The woman who currently lives in the house took the time and trouble to track down the original owners, leading to a “reunion” with their granddaughter Miriam who now lives in Even Shmuel, near Be’er Sheva.

“I never knew anything about my grandparents or about my aunt,” Miriam told Israel National News, “because my father, the only survivor of his family, refused to talk about anything having to do with that period. Now, all of a sudden, I feel that I have received a ‘hello’ from them.”

Both Miriam and the house’s current owner, Suzanne Rodrigues-Pereira, are descendants of Anusim (known in the past as Marannos) who arrived in Amsterdam from Portugal around the late 15th century.

In the course of routine refurbishing work inside the house several years ago, Suzanne found two mezuzah scrolls – small parchments with Torah passages that, in accordance with Biblical law, are affixed to the doorposts of Jewish homes – wrapped one inside the other, close to the place where one should have been affixed. She immediately realized that this was a significant find, and set out to find who had put them there.

Miriam herself was born in 1945, after her father Meir, a member of the Dutch underground, was hidden together with his wife and son in the home of a Righteous Gentile Dutch doctor. Miriam, who made Aliyah to Israel on her own in 1967, said that her grandparents’ home was emptied of its Jews during the Holocaust, and a Gentile family was placed there instead.

It was through a member of this Gentile family that Suzanne was able to locate Miriam – the daughter of the man who inherited the house from his Holocaust victim parents who hid the mezuzahs.

The Tafelkruijer family living there for years prior to the Holocaust was religiously observant, Miriam recounts, and therefore the only explanation for the deviations from Jewish Law – two scrolls in one, wrong placement – is that they were forced to hide the mezuzahs. “They had to make sure the Nazis and their Dutch accomplices, of whom there were not a few, would not see them,” she said.

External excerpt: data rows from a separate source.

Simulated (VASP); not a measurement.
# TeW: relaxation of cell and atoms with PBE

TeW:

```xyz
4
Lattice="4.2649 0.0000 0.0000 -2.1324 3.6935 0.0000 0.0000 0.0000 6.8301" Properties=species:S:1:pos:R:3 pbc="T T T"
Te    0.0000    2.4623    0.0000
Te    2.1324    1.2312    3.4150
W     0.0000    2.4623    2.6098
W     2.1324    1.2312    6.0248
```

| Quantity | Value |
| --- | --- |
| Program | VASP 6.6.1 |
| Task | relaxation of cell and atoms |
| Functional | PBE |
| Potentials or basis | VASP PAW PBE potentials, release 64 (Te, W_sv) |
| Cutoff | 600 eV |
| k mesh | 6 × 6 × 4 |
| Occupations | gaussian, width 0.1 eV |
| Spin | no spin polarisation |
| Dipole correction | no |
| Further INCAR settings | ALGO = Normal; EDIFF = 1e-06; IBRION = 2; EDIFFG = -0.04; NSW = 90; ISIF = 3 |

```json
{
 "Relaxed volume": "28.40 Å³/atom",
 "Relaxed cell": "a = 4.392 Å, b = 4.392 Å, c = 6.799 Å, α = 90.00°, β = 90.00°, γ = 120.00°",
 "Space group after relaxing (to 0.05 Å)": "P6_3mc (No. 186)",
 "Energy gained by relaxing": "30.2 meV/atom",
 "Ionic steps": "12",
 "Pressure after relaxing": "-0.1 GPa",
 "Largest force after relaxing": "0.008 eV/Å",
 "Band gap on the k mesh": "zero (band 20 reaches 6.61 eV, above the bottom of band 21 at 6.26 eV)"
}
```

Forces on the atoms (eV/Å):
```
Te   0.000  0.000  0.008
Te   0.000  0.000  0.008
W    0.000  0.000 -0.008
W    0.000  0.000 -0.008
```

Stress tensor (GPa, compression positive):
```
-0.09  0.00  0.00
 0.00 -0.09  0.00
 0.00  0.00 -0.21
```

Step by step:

Suzanne arrived recently in Israel to hand-deliver the mezuzahs to Miriam, who showed them to her husband – a former ritual scribe – to check their status. Amazingly, he found that one of them, the larger of the two, was still kosher, and Miriam has decided to return it to its place in her father’s home.

The other one did not withstand the ravages of time, at least in terms of its kashrut, and Miriam donated it – together with a collection of Holocaust-era documents from the Jewish community in Amsterdam that her father amassed – to the Holocaust Museum in Kibbutz Lochamei HaGetaot.
Miriam noted that her unique maiden name, which apparently means Table-porter, will live on in future generations only in the merit of this story of the found mezuzot, as no male children with that name have been born into her family.

This coming summer, Miriam and her daughter will visit Amsterdam, where an official “mezuzah-restoring” ceremony will be held. In addition, Miriam said, “there was an old shack behind the house, used for a Sukkah during the Holocaust… I have bought another mezuzah that I will affix there as well.”

Yet another result of this story is that Suzanne and her neighbors have researched the former Jewish owners of many of the buildings on their street. She has established an Internet site that provides many long-lost details, including information on family members and relatives who lived there.